Only a week into the World Cup, I’m pretty certain I’ll soon need a recovery period break. You see, this is my first as a conditionally legal alcoholic. It also marks the first time in my short life that drinking at 7am daily has been considered normal, even admirable behavior (in the sense of physical endurance and accomplishment).
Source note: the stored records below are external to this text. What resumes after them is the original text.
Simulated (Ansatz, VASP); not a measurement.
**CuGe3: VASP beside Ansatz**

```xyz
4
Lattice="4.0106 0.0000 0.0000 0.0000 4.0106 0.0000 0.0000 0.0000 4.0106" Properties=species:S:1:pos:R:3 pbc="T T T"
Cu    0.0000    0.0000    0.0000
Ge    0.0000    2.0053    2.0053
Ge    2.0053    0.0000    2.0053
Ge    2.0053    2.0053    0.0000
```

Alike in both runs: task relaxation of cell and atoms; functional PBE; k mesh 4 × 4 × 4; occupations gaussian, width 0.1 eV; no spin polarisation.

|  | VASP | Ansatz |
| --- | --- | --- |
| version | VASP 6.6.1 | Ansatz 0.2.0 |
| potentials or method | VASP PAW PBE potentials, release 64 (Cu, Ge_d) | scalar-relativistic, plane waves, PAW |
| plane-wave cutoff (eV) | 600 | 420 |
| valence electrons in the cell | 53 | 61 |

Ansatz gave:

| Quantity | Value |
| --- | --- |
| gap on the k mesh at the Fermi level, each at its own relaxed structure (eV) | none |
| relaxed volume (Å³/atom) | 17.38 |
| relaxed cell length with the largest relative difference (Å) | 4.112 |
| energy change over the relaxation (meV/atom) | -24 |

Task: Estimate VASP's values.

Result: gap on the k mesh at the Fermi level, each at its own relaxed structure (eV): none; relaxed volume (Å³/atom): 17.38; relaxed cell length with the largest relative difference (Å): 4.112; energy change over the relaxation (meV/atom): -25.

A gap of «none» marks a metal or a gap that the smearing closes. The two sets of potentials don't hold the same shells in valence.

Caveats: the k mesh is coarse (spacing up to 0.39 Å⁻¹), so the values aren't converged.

It’s been quite the vicious cycle. By the time the day’s second match kicks off at 10am, the taste of $6-a-pack Sapporos (quite the steal in NYC, mind you) and Newports is stained in my teeth. Then, the countdown begins until I can race over to the $1-a-slice pizza spot on St. Mark’s that opens at 11, praying that they got an early start on the pepperoni pies (they hardly ever do). And the cycle-within-a-cycle continues for the third match at 2pm—all the while I try to conduct a normal workday and later strive to chase after the women wearing next-to-nothing at nighttime in NYC. Thank god I’m “working from home” this summer.
It goes without saying then that my beloved Three Lions need to win against Algeria. The disturbing lack of dental hygiene, the packing on of the pounds (four already *pats self on back*), the lost iPhone amidst a drunken stupor, and the dwindling bank account this week must have some greater justification. If “my team” continues playing until July 11th and thus the cycle keeps going, too, then so be it. The 20 pounds of pizza fat that will have boosted my cup size and the mounting debt that will have prevented me from paying my cable bill (Mad Men, next month!) will have been worth it and all will be forgiven. Any fan of any squad would agree.
-- France sucks (and props to Mexico). But just like ’06, they can qualify for the knockout stage with a decisive win in their last group game (against South Africa) and with some help in the other match. Then, who knows what French squad will show.